For Sale: Your Browser History

Behavioral ad targeting, Web companies’ favorite new way to invade your privacy.

In May, Charter Communications, one of the nation’s largest Internet service providers, sent letters to hundreds of thousands of its customers promising “an enhancement coming soon to your Web browsing experience.” This was a heroic bit of corporate doublespeak—Charter planned to “enhance” its service by installing software on its Internet lines to scrutinize its customers’ browsing habits. The company’s aim: to sell lucrative ads tailored to users’ interests. For instance, if Charter saw that you’d been reading lots of auto reviews, it might show you spots for new cars. The company described the plan as a benefit for users. “You will not see more ads—just ads that are more relevant to you,” it said.

Charter’s proposal drew an immediate outcry from customers and privacy watchdogs. In June, the company announced that it would suspend its traffic-monitoring plan. Charter’s effort also sparked a wide-ranging congressional inquiry into how Internet companies are profiling users for marketing purposes. Congress has turned up an unsurprising trend: Charter is far from the only company that wants to collect and analyze your surfing habits.

Though they’re all approaching it in different ways, a bunch of large Internet firms—including ISPs like Charter and AT&T and Web companies like Yahoo, Microsoft, and perhaps even Google—are crawling toward adopting “behavioral targeting” systems. Predictably, privacy advocates are pushing lawmakers to outlaw or significantly limit this sort of invasive advertising. Proponents of behavioral targeting defend the practice in much the same way Charter did—Web surfers will benefit from close monitoring of our habits because we’ll soon be getting more “relevant” ads. Considering the large networks that Web companies now manage and the money they can make by selling ads tailored to your surfing habits, it seems obvious that behavioral targeting will soon rule the Internet ad market. As the targeted-ad boom approaches, we Web surfers need to prepare ourselves—and think of how we might be able to take advantage even as we have targets on our backs.

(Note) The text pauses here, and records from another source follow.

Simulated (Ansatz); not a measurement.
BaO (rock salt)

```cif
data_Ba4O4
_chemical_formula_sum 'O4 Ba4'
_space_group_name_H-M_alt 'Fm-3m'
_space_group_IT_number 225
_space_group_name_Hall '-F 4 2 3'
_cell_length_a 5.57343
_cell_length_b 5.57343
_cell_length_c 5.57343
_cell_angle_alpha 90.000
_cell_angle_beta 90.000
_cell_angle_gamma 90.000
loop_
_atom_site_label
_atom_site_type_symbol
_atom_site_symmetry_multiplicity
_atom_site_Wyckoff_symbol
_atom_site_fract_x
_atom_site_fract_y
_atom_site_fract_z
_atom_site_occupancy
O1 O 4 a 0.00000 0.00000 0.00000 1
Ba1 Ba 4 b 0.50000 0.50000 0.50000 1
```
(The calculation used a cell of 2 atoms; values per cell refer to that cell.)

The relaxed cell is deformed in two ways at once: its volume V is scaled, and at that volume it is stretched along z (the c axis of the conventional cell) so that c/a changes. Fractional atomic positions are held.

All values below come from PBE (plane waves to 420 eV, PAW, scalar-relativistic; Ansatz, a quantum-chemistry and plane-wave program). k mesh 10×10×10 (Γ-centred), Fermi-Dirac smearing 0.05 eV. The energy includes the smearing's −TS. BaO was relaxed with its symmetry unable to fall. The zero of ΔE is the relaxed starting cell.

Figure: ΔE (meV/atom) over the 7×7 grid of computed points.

Most ads you encounter online on a daily basis are already “targeted” to you in some way. Graphical ads—like the ones you see on Yahoo,, or Slate—are often served up based on guesswork about your demographic profile. The ad sales department at Slate knows the age, sex, and affluence of the magazine’s readership, and it sells ads to companies that want to attract people who fit this profile. Google and other search companies, meanwhile, make billions through keyword and contextual ads, two far more precise ways to target ads. On its search engine, Google runs ads based on your search queries—type in Wii, and you’ll see a paid text ad urging you to buy Nintendo’s console at Amazon. On third-party sites, Google serves up ads that match text on the pages where the ads are placed. For instance, look at the copious kitchen-countertop-related spots on this Ask the Builder page about granite countertops.

But when you searched for Wii, were you looking for a new Nintendo game system, or did you want games for the Wii console you bought last week? And did you visit that page about kitchen countertops because you’re thinking about remodeling your kitchen—or was it because you’re looking to buy a new house? These questions get to your deeper intentions, and if Web companies could answer them—perhaps by looking at your browser history—they’d likely be able to sell ads at much higher rates. That’s the idea behind behavioral targeting: By gathering and studying your actions over an extended period of time, advertisers will get a much clearer picture of what might interest you.

How might marketers get this info? For Internet service providers like Charter, the obvious method is something called “deep-packet inspection.” Just about everything you do online—surfing the Web, sending and receiving e-mail, buying songs through iTunes—involves the transfer of “packets” of data between your computer and some other machine somewhere on the Internet. On their journey, all these packets must travel over Internet lines provided by your ISP. When Charter decided to start doing behavioral targeting, it contracted with a Silicon Valley startup called NebuAd, which installs an “appliance” on the ISP’s network to inspect your packets.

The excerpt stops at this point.